The methods and recommendations from 31 researchers who gathered at a day-long workshop.

A recent paper in the Annals of the New York Academy of Sciences lays out how researchers can study whether platform design changes make social media healthier, even without access to the platforms themselves. Co-authored by Prosocial Design Network's Julia Kamin and David J. Grüning alongside 11 other researchers, it summarises the methods and recommendations from 31 researchers from across academia, industry, and civil society who gathered at a day-long workshop convened by PDN and Google's Jigsaw unit in late 2023.
At Prosocial Design Network, we believe that independent research plays a critical role in building knowledge about prosocial design. It generates evidence that platform designs can lead to positive outcomes, points to the most effective design patterns, and gives advocacy groups and regulators a way to push for reforms from the outside. That is what drove Julia, David and Emily Saltz, then at Google's Jigsaw unit, to co-host this workshop.
For the purposes of their paper, prosocial design refers to the use of platform features, design patterns, and processes that lead to healthy interactions between users, and includes approaches that reduce harmful behavior as well as those that proactively cue and encourage prosocial engagement .
The workshop was driven by a core question: how do you test whether a potential platform design change makes a platform more prosocial when you don't work for the platform and can't access its systems? The researchers identified a few dominant research methods and described their strengths and limitations.

The fundamental tension running through all of them is between ecological validity, meaning how well a study's findings reflect what would actually happen in the real world, and everything else: the more realistic a study is, the more expensive, technically demanding, legally risky, and ethically complicated it tends to become. Each method also comes with limitations on the kinds of interventions they can test.. Finally, cost and technical complexity systematically advantage well-resourced institutions, making the whole field harder to enter for smaller or independent research groups. Below is a summary of several of the dominant approaches used in the field and additional promising methodologies:
What it is: Researchers build software that participants download, which then quietly modifies what they see on real platforms like Facebook or YouTube. It can hide divisive political content, reorder feeds, or add warning labels, while tracking how behavior changes as a result.
Strengths: This is as close to real-world testing as independent researchers can get. Participants are on actual platforms, with their real friends and feeds, so findings are more likely to reflect how people actually behave online.
Limitations: Building and maintaining this software is expensive and technically demanding. Platforms frequently update their code, which can break extensions. Recruiting participants is also costly and skewed, since people who voluntarily download a research browser extension are not your average user. There are also legal threats from platforms that argue third-party tools violate their terms of service.
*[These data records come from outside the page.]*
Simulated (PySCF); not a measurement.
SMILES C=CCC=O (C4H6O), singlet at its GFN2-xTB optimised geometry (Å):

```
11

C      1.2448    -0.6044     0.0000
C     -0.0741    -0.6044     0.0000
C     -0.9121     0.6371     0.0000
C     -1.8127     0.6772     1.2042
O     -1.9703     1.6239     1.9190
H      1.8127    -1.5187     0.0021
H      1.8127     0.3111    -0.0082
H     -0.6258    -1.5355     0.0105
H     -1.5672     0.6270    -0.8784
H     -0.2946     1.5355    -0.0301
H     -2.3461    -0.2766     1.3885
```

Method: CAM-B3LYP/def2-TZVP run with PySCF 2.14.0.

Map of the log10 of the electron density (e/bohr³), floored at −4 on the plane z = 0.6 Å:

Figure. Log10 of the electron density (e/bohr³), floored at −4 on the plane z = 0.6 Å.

Opportunities: Open-source repositories could dramatically cut development costs if research teams shared code rather than rebuilding from scratch. A centralized research center could maintain a base extension that individual studies plug into, and a shared recruitment panel could reduce costs and improve sample quality over time.
What it is: Researchers build their own fake version of a social media platform and run participants through it to test how different design choices affect behavior. These range from basic clickable mockups to sophisticated environments with AI-generated content and users.
Strengths: Researchers have total control over the environment, making it easy to isolate exactly what is causing an effect. Studies are replicable, and offer the flexibility to experiment with platform features and designs.
Limitations: Participants know it is fake, and that changes a lot. Without their real social network, real history, and real stakes, people won't behave identically as they would on a real platform. The gap between "looks like Twitter" and "is Twitter" may be wide in practice. Research teams often build their own platform from scratch, which is expensive and makes it difficult to compare findings across studies.
Opportunities: Some efforts to create quick-start environments such as YourFeed and Truman exist, but the field would benefit from more shared, ready-to-use simulation environments and common data standards so findings can actually be compared. Feeding real platform data into simulated algorithms and content could also help close the realism gap, making simulations function more like staging environments used inside platforms themselves.
What it is: Rather than testing something new, researchers study interventions that platforms have already rolled out using real platform data. Natural experiments find stand-ins for random assignment, like a policy threshold that kicks in automatically, while correlational studies compare groups of users who happen to use features differently.
Strengths: This method has the strongest real-world validity of the three, since you are studying actual people on actual platforms responding to actual features. The research is also inherently relevant to what platforms are already doing.
Limitations: True random assignment is impossible, meaning there is always a chance something else explains the results. More critically, researchers are entirely dependent on platforms sharing data, and the trend is moving firmly toward less access, not more. Scraping data independently carries legal risk, and researchers have to trust that whatever data platforms do share is not itself biased or incomplete.
Opportunities: Regulatory pressure, particularly from legislation like the EU's Digital Services Act, could push platforms to open up more data access. If that happens, opportunities for observational studies become more plentiful. Better matching techniques and shared datasets could also help mitigate the internal validity limitations.
Beyond the three main approaches, other methods are promising and worth knowing about. These include: partnering with online community moderators to co-design real experiments inside spaces like Reddit or Wikipedia; recruiting participants directly and nudging their platform behavior via external messaging apps or surveys; creating fake accounts that interact with real users to deliver experimental treatments; using a platform's own advertising infrastructure to push nudges to real users at scale; and building fully AI-populated simulated environments where large language models stand in for human participants entirely.
Each solves a different piece of the core tradeoff. Ads infrastructure can reach huge numbers of real users but can only really deliver simple messages; sock puppet studies can test whether people respond to peer pressure online, but you could never turn that into an actual platform feature; and filling a simulation with AI users instead of real people cuts costs dramatically, but nobody is quite sure yet whether AI actually behaves the way humans do online.
Each has its niche: some trade ethical complexity for high realism, others trade realism for low cost and easy setup. In combination with the three most common methods, they point toward a future where researchers can mix and match approaches depending on what a given study actually needs.